Monday, October 25, 2010

Behave Like God, As His Very Dear Children.

Monday of the Thirtieth Week
in Ordinary Time
Reading I
Ephesians 4:32–5:8
Brothers and sisters:
Be kind to one another, compassionate,
forgiving one another
as God has forgiven you in Christ.

Be imitators of God, as beloved children,
and live in love, as Christ loved us
and handed himself over for us
as a sacrificial offering to God
for a fragrant aroma.
Immorality or any impurity or greed
must not even be mentioned among you,
as is fitting among holy ones,
no obscenity or silly or suggestive talk,
which is out of place,
but instead, thanksgiving.
Be sure of this,
that no immoral or impure or greedy person,
that is, an idolater, has any inheritance
in the Kingdom of Christ and of God.

Let no one deceive you with empty arguments,
for because of these things
the wrath of God is coming
upon the disobedient.
So do not be associated with them.
For you were once darkness,
but now you are light in the Lord.
Live as children of light.
+++    +++    +++    +++
Responsorial
Psalm 1
R. Behave like God as his very dear children.
Blessed the man who follows not
the counsel of the wicked
Nor walks in the way of sinners,
nor sits in the company of the insolent,
But delights in the law of the LORD
and meditates on his law day and night.
R. Behave like God as his very dear children.
He is like a tree
planted near running water,
That yields its fruit in due season,
and whose leaves never fade.
Whatever he does, prospers.
R. Behave like God as his very dear children.
Not so the wicked, not so;
they are like chaff which the wind drives away.
For the LORD watches over the way of the just,
but the way of the wicked vanishes.
R. Behave like God as his very dear children.
+++    +++    +++    +++
Gospel
Luke 13:10-17
Jesus was teaching in a synagogue on the sabbath.
And a woman was there
who for eighteen years
had been crippled by a spirit;
she was bent over,
completely incapable of standing erect.
When Jesus saw her, he called to her and said,
“Woman, you are set free of your infirmity.”
He laid his hands on her,
and she at once stood up straight and glorified God.
But the leader of the synagogue,
indignant that Jesus had cured on the sabbath,
said to the crowd in reply,
“There are six days when work should be done.
Come on those days to be cured,
not on the sabbath day.”
The Lord said to him in reply, “Hypocrites!
Does not each one of you on the sabbath
untie his ox or his ass from the manger
and lead it out for watering?
This daughter of Abraham,
whom Satan has bound for eighteen years now,
ought she not to have been set free
on the sabbath day from this bondage?”
When he said this, all his adversaries were humiliated;
and the whole crowd rejoiced
at all the splendid deeds done by him.
====================================
St. Antônio de Sant’Anna Galvão
(1739-1822)

God’s plan in a person’s life often takes unexpected turns which become life-giving through cooperation with God’s grace.

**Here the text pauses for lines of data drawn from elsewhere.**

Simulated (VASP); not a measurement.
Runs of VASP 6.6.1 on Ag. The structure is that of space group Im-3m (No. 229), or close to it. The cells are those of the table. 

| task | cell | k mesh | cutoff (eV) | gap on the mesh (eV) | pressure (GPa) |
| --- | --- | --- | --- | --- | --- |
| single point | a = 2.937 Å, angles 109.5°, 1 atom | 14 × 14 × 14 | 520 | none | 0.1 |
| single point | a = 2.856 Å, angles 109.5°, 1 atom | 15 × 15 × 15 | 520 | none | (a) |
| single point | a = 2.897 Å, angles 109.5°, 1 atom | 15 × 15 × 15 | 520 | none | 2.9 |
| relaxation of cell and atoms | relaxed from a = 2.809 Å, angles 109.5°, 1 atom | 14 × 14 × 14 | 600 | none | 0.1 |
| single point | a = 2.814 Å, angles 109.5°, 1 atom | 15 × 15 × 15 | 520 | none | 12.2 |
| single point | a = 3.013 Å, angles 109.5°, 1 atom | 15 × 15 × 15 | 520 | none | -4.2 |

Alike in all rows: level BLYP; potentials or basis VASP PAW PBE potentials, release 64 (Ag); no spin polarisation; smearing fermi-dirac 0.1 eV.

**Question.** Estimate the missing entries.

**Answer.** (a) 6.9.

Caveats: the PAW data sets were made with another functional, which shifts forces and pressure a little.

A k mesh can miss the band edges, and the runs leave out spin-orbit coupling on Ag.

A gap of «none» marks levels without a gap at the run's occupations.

Born in Guarantingueta near São Paulo (Brazil), Antônio attended the Jesuit seminary in Belem but later decided to become a Franciscan friar. Invested in 1760, he made final profession the following year and was ordained in 1762.

In São Paulo, he served as preacher, confessor and porter. Within a few years he was appointed confessor to the Recollects of St. Teresa, a group of nuns in that city. He and Sister Helena Maria of the Holy Spirit founded a new community of sisters under the patronage of Our Lady of the Conception of Divine Providence. Sister Helena Maria’s premature death the next year left Father Antônio responsible for the new congregation, especially for building a convent and church adequate for their growing numbers.

He served as novice master for the friars in Macacu and as guardian of St. Francis Friary in São Paulo. He founded St. Clare Friary in Sorocaba. With the permission of his provincial and the bishop, he spent his last days at the "Recolhimento de Nossa Senhora da Luz," the convent of the sisters’ congregation he had helped establish.

He was beatified in Rome on October 25, 1998, and canonized in 2007.

Comment:

Holy women and men cannot help calling our attention to God, to God’s creation and to all the people whom God loves. The lives of holy people are so oriented toward God that this has become their definition of "normal." Do people see my life or yours as a living sign of God’s steadfast love? What might have to change for that to happen?

Quote: 

During the beatification homily, Pope John Paul II quoted from the Second Letter to Timothy (4:17), "The Lord stood by me and gave me strength to proclaim the word fully," and then said that Antônio "fulfilled his religious consecration by dedicating himself with love and devotion to the afflicted, the suffering and the slaves of his era in Brazil." The pope continued, "His authentically Franciscan faith, evangelically lived and apostolically spent in serving his neighbor, will be an encouragement to imitate this ‘man of peace and charity.’"

Saint of the Day
American Catholic.org

1 comment:

Sarah in the tent said...

'untie his ox or his ass from the manger and lead it out for watering'

This image reminds me the allegory of the cavern, where the human condition is likened to being chained up in the shadows. Our Lord's image shows us chained to our earthly food, but thirsty after a long night.

Sometimes animal neglect cases feature in the newspapers. Pitiful horses are found starving and dehydrated, covered in sores, dying on bare concrete. If you could see spiritual neglect, perhaps it would look like that. I hope the leader of the synagogue looked after his animals better than he looked after his human flock.